# eps-delta for sines

#### sung

I understand the epsilon-delta definition, but I can't work out problems with sines. Can someone help me with this exercises:

I have to solve:
1. sin(x) --> 1 for x --> pi/2
then abs(x-pi/2)<delta, but how do I work out abs(sin(x)-pi/2)<epsilon ??

2. (pi+2)sin(x)-2x-2 -->0 for x --> pi/2
how do I work out abs((pi+2)sin(x)-2x-2)<epsilon ??

thx for the help

#### Sudharaka

I understand the epsilon-delta definition, but I can't work out problems with sines. Can someone help me with this exercises:

I have to solve:
1. sin(x) --> 1 for x --> pi/2
then abs(x-pi/2)<delta, but how do I work out abs(sin(x)-pi/2)<epsilon ??

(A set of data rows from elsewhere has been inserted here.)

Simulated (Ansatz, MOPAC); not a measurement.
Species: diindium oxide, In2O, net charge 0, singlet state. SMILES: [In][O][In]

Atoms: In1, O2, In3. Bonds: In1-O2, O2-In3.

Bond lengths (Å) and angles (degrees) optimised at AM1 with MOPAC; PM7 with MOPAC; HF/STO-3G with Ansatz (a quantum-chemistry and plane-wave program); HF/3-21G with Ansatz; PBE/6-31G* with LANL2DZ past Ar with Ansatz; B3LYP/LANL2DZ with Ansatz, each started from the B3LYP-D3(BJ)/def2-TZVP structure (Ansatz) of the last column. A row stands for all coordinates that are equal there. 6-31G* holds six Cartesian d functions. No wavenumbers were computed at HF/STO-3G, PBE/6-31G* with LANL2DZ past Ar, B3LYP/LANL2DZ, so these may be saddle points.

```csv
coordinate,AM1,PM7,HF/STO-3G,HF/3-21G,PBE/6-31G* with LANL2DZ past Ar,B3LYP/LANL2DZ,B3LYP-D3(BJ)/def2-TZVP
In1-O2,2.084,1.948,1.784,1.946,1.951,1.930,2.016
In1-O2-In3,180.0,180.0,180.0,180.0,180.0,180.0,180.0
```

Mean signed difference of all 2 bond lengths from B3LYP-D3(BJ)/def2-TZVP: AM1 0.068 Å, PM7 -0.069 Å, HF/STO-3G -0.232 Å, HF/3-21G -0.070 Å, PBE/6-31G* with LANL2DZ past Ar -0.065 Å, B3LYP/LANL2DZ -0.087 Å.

2. (pi+2)sin(x)-2x-2 -->0 for x --> pi/2
how do I work out abs((pi+2)sin(x)-2x-2)<epsilon ??

thx for the help
Dear sung,

Proof of $$\displaystyle \lim_{x\rightarrow\frac{\pi}{2}}{\sin{x}=1}$$

Recall the $$\displaystyle \epsilon-\delta$$ definition. We have to show that, $$\displaystyle \forall~\epsilon>0~\exists~\delta>0~such~that,~0<\left|~x-\frac{\pi}{2}\right|<\delta\Rightarrow\mid\sin{x}-1\mid<\epsilon$$

Consider, $$\displaystyle \mid\sin{x}-1\mid$$

$$\displaystyle =\left|\sin{x}-\sin\frac{\pi}{2}\right|$$

$$\displaystyle =\left|~2\sin\frac{\left(x-\frac{\pi}{2}\right)}{2}\cos\frac{\left(x+\frac{\pi}{2}\right)}{2}\right|$$

$$\displaystyle =\left|~2~\right|\left|\sin\frac{\left(x-\frac{\pi}{2}\right)}{2}\right|\left|\cos\frac{\left(x+\frac{\pi}{2}\right)}{2}\right|$$

$$\displaystyle <\mid~2~\mid\left|\sin\frac{\left(x-\frac{\pi}{2}\right)}{2}\right|$$ ; since $$\displaystyle \left|\cos\frac{\left(x+\frac{\pi}{2}\right)}{2}\right|>0$$

$$\displaystyle <\mid~2~\mid\left|\frac{\left(x-\frac{\pi}{2}\right)}{2}\right|$$ ; since, $$\displaystyle \mid\sin{u}\mid<\mid{u}\mid\forall~u\in{R}~where~u~is~in~radians$$

Take any $$\displaystyle \epsilon$$ such that,

$$\displaystyle \mid\sin{x}-1\mid<\left|{x-\frac{\pi}{2}}\right|<\epsilon$$

Therefore, $$\displaystyle \mid\sin{x}-1\mid<\epsilon~whenever~\left|~x-\frac{\pi}{2}\right|<\epsilon$$

Take $$\displaystyle \delta=\epsilon$$ ;

$$\displaystyle \mid\sin{x}-1\mid<\epsilon~whenever~\left|{x-\frac{\pi}{2}}\right|<\delta$$

Hence according to the $$\displaystyle \epsilon-\delta$$ definition,

$$\displaystyle \lim_{x\rightarrow\frac{\pi}{2}}{\sin{x}=1}$$